A Few Fun Semgrep Experiments

A Few Fun Semgrep Experiments
2024-1-21 18:32:24 Author: parsiya.net(查看原文) 阅读量:91 收藏

I want to use Semgrep as a light code intelligence tool with a few experiments. I will write custom rules to extract info from code and then process the results.

The type of these experiments is inspired by Martin Jambon who is actually a core Semgrep developer. These are supposed to be self-contained but short experiments. You can see his at https://github.com/mjambon/dev-random.

If you know me, you know I never shut up about Semgrep, see https://parsiya.net/categories/semgrep/.

I use Semgrep if I want something quick that works. For complex uses cases, you need to create your own static analysis tools. Parsing is doable with tree-sitter (same thing Semgrep uses) and tree-sitter queries. For Go, I have also used the ast package.

This blog assumes you have this knowledge. Nothing fancy.

Some familiarity with Go.
Writing basic Semgrep rules.

To interact with Semgrep, I have created a couple of wrapper packages in Go and Rust. The overall concept of post-processing is straightforward:

Create custom rules that use metavariables to extract specific info from code.
Create a wrapper to run Semgrep and deserialize the JSON output.
~~Draw the rest of the owl.~~ Process the output and apply the logic.

In this blog I will use semgrep_go. You can follow along:

git clone --recurse-submodules https://github.com/parsiya/semgrep-fun
go run main.go 01 code/juice-shop

These are simple applications that just do the job. There's not a lot of error handling.

Hopefully you don't have to repeat my mistakes. These have taken a few hours of my life.

Complete Rule IDs

By default, Semgrep adds some extra text to rule IDs in the results. I call them "complete rule IDs" and (I think) they're added to prevent rule ID collision.

For local rules, the complete text depends on the path in --config. E.g., if I run Semgrep with --config tmp/whatever.yaml and the rule ID is my-rule, the complete rule ID is tmp.whatever.my-rule.

Rules in the Semgrep registry follow a similar pattern. It's based on the path that of the rule in the GitHub repo semgrep/semgrep-rules. E.g., the complete rule ID for the C double-free rule is c.lang.security.double-free.double-free because it's in semgrep-rules/c/lang/security/double-free.yaml. Note the double double-free (har har) in the end because both the file name and the rule ID are the same.

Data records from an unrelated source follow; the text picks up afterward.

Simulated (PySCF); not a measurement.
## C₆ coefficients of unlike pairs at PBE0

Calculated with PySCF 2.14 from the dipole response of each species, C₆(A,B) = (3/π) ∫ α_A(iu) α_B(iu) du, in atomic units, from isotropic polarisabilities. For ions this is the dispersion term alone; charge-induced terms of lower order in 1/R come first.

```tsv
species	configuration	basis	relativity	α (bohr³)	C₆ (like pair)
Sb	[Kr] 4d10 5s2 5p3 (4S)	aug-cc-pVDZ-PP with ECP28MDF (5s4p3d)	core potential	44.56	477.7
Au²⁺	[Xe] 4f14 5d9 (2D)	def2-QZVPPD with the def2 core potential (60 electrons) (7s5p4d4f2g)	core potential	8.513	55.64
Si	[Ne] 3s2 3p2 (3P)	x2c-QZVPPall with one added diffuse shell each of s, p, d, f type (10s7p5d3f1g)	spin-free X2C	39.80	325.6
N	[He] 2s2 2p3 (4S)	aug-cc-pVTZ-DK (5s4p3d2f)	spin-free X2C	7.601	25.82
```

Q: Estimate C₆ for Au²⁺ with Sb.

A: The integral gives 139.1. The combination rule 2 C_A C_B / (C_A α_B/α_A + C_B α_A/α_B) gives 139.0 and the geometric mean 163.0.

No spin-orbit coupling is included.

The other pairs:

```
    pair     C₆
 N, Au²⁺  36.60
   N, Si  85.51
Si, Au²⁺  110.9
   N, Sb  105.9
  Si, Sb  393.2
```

Our options when processing the results are:

Use the complete rule ID. This is doable for registry rules because their ID is predictable, but not practical for local rules because we might have no control over their path.
Check if the rule ID in the results ends with the rule ID from our files with strings.HasSuffix.
1. Don't split by . and compare the last part. I've been bit by this when the rule ID had periods.
Run Semgrep with --no-rewrite-rule-ids to disable the complete rule ID generation. We will only the rule ID in the output, but this might lead to collisions.

Reading the JSON Output

There are two ways to read the JSON output.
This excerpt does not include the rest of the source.